Leadership churn, I remember him saying. I wrote frantically during the presentation, but I haven't much for this - so I ask him. Just how does one sustain a continuous improvement strategy when the key decision-makers keep changing?

"There are a couple of things.. the leadership is important because it drives the organisation, and we need to keep those leaders engaged."

Fair enough, I say. Easy to say, hard to do. He seems unconvinced - sort of, yes and no. So how do you do it?

Source: Pixabay

"You can consciously manage your stakeholders, see where they are, meet them where they are, and keep them filled in. It can be by creating an ecosystem of leaders, and the capability that you have in the organisation will reinforce it.

"But I would say the most important thing, and this is a journey over a number of years, is that you actually embed the structural enablers that drive the organisation on a daily basis."

Codifying OPEX structures

I'm not an OPEX professional, nor do I have years of experience in an energy major. He clocks the polite bafflement on my face.

"You codify how the organisation works. How does it do its process management? How does it do its performance reviews and its metrics? That’s one part. The other element is that you also embed it in the reinforcing organisational structure. How do people get recognised, rewarded, promoted? How do they get trained? You do this because those are all elements that are happening on an ongoing basis."

For Michiel, at least, it seems that OPEX is about key structures - not simply a cult of personality. To manage with an ever-changing roster of leaders (and employees) the very nature of the business needs to be codified to be responsive to OPEX. Like a business strategy, it has to be larger than any one person, and, crucially, subconscious.

"Everybody coming into aorganisation goes through this - completely subconsciously. And when your strategy becomes subconscious, people will not know any different: 'this is how you work in this company'."

Management and Band-Aids

I wonder aloud if a good atmosphere for OPEX is simply effective management.

"It’s expected that if I do my daily job like this, if I manage my performance like this, if I behave and show these values, then I will be promoted and recognised."

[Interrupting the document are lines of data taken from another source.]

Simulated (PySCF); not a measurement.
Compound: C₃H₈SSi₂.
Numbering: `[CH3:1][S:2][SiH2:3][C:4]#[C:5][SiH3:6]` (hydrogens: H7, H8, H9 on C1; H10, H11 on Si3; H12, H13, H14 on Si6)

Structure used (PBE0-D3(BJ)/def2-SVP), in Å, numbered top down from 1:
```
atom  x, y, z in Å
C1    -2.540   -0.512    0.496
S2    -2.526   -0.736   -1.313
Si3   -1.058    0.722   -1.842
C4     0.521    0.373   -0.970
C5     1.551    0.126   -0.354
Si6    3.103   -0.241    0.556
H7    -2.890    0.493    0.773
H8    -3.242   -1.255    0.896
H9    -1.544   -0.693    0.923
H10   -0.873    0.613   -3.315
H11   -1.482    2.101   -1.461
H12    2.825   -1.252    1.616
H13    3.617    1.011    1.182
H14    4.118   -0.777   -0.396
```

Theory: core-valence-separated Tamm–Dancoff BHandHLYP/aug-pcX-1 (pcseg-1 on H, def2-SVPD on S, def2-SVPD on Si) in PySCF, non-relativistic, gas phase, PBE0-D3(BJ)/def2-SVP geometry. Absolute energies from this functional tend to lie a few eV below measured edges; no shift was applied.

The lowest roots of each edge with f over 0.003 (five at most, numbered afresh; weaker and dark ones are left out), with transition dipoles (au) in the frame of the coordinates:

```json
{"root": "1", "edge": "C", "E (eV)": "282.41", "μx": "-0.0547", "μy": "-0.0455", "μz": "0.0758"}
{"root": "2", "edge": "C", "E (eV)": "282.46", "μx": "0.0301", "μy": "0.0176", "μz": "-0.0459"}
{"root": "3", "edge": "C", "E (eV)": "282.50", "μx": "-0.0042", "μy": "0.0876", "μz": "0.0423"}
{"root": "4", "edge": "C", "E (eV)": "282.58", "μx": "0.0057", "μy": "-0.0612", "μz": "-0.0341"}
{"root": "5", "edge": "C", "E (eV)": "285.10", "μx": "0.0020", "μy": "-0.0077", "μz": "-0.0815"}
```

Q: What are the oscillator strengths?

See also: OPEX interview with BP's Hugo Ashkar.

He pauses; I sip my coffee, nodding. I can't help thinking that this is all well and good, but what happens if your leader moves during this phase. Before I can ask, he continues.

"At the end of the day, it’s about building that ecosystem that sustains continuous improvement - but when there are short-term changes in leaders...? Then you have to put on Band-Aids."

The fabric of OPEX

I ask if he would say that really, employees just need things to feel as normal as possible - to feel like they’re a part of the fabric of the business.

"Yes", he says, "that's the key point: you need to recreate the fabric of 'this is how we manage and run the organisation on a daily basis'. You need to restructure the processes, the tools, the systems, the rewards. That’s also why these CI or operational excellence journeys are so hard.

Source: Unsplash

"Often, people talk about all the technical interventions that they’re making - 'I’m doing a bit here', and 'I’m now focussing on process', or 'I’m doing a bit on leaders', or 'we’re changing the training' - and in these situations, even though all of them are part of it, the ecosystem contains so many different elements, you need to cover them all if you really want to make it sustainable.

There are companies that have been on these journeys. Previously, I was with General Electric - and we were doing this in the 80s. They are still focussed on it and they still have revamps and reboots because new people come in, the business refocuses, challenges emerge, and new methodologies like agile are introduced. You need to keep it ever fresh."

He checks his watch. Very comprehensive, I tell him.

"Told you I was passionate", he smirks.